If the only time your lachrymal glands come into play is when the friend of the hero, and not the hero or heroine, gets teary, you know there’s something not quite right about the love story.

Directed by Aanand L. Rai, the guy who opened his innings by copying Hitchcock’s Strangers on a Train and was lazy enough to call it Strangers, Tanu Weds Manu yo-yos between Kanpur, Lucknow and Punjab for two hours but struggles to cover the distance between the two hearts in the middle.

Tailored on the lines of Imtiaz Ali’s underrated gem Socha Na Tha, Tanu Weds Manu is about how the arranged marriage between Tanu and Manu goes awry but they end up together out of love. Obviously, that’s no spoiler as the all-knowing title would tell you.

But Tanu Weds Manu may jolly well spoil your afternoon, evening or night if you choose to invite yourself to this wedding. You should have an idea early on, when Manu (Madhavan) confesses to a sleeping Tanu (Kangana) that just like her, he too has a Che Guevera photo in his room.

When she does wake up, Madam Che rebels! By not marrying him. She’s got a cigarette on her lips, vodka in her breath and an Awasthi tattoo near her dil. That’s Raja Awasthi (Jimmy Sheirgill) a gunda with a heart of gold. So, our London-returned pacemaker-engineer-doctor, Sant Manu Sharma naturally gravitates towards an uneasy triangle.

Jab se Aditya and Geet met on the Punjab Mail, it’s become ‘cool’ for the Bollywood boy and girl to end every sentence with ‘yaar’ and ‘boss’ and ‘darling’. But with familiarity has come nonchalance. Tanu and Manu have that happy feel-good tu-tu-main-main going but there’s not an iota of passion in their romance. You know, they are like... just ainwayee!

And the problem is not just with the writing (Himanshu Sharma), which clumsily puts together clunky scenes — and unashamedly resorts to old Hindi film songs — to ramble towards a preconceived end.

The casting of the lead pair is a catastrophe. Madhavan with three chins to show for his Bolly hibernation has played this role of the so-good-it’s-boring man-in-love so many times that he could have played Manu blindfolded. You secretly root for the impossible — Jimmy (charmingly good in an extended cameo) to get the girl.

But then again, you look at, rather hear, the girl and you feel Tanu ke liye Manu hi thik hai. Kangana, who has made a Bolly career out of frizzy hair, bare legs and drunken rants, reminds you of Upasna Singh in this film. Upasna who? Remember Johnny Lever’s wife in Judaai who only went “abba dabba jabba”? Well, Kangana does that here, scene after scene, till there’s no hair left on your head. A Kareena Kapoor or Anushka Sharma could so easily have given Tanu Weds Manu a head start.

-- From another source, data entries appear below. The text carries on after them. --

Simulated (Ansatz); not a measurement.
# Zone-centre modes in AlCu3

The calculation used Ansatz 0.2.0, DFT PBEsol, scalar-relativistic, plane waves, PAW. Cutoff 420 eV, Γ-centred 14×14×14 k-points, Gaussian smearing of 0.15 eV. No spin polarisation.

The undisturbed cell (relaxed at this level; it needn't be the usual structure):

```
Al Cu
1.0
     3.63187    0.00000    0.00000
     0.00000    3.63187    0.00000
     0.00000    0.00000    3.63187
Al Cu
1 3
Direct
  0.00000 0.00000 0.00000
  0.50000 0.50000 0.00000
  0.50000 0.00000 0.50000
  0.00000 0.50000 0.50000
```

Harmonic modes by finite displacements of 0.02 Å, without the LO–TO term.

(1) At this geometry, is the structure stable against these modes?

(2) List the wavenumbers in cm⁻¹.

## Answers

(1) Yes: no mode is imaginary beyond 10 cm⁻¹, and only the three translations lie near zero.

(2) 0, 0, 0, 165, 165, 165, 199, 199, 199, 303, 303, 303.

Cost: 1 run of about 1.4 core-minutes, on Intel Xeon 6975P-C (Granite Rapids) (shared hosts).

The only reason to watch this film, if you want to play the Che this World Cup week, is Deepak Dobriyal. The same guy who played Langda Tyagi’s friend Rajjo in Omkara. He is terrific as the friend of the hero, Pappi — “Naam ‘leke’ bataye ki ‘deke’?

Talking of Pappi, Mika is around as well but he only Jugnu-s into action when the end credits roll. By then the game’s lost. Despite ManU.